Current kvm disables preemption while the new virtualization registers are
in use.  This of course is not very good for latency sensitive workloads (one
use of virtualization is to offload user interface and other latency
insensitive stuff to a container, so that it is easier to analyze the
remaining workload).  This patch re-enables preemption for kvm; preemption
is now only disabled when switching the registers in and out, and during
the switch to guest mode and back.

Contains fixes from Shaohua Li <shaohua.li@intel.com>.

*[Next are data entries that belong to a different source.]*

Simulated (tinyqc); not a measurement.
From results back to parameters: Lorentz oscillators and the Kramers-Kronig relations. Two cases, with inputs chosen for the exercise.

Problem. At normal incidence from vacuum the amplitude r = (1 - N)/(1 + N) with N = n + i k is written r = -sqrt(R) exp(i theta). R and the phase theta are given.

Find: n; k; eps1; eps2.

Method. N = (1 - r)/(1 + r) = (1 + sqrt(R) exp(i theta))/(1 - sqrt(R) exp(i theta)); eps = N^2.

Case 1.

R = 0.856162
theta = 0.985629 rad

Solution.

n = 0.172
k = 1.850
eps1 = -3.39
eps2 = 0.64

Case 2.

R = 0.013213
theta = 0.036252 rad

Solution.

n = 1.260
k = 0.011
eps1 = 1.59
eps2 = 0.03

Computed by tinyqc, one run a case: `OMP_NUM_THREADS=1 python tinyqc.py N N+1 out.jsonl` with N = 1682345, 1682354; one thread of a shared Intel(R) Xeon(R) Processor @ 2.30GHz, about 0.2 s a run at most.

Signed-off-by: Avi Kivity <avi@qumranet.com>
---
 drivers/kvm/Kconfig    |    1 +
 drivers/kvm/kvm.h      |    4 +++-
 drivers/kvm/kvm_main.c |   46 +++++++++++++++++++++++++++++++++++++++-------
 drivers/kvm/mmu.c      |    2 --
 drivers/kvm/svm.c      |    6 ++----
 drivers/kvm/vmx.c      |   17 +++++++++--------
 6 files changed, 54 insertions(+), 22 deletions(-)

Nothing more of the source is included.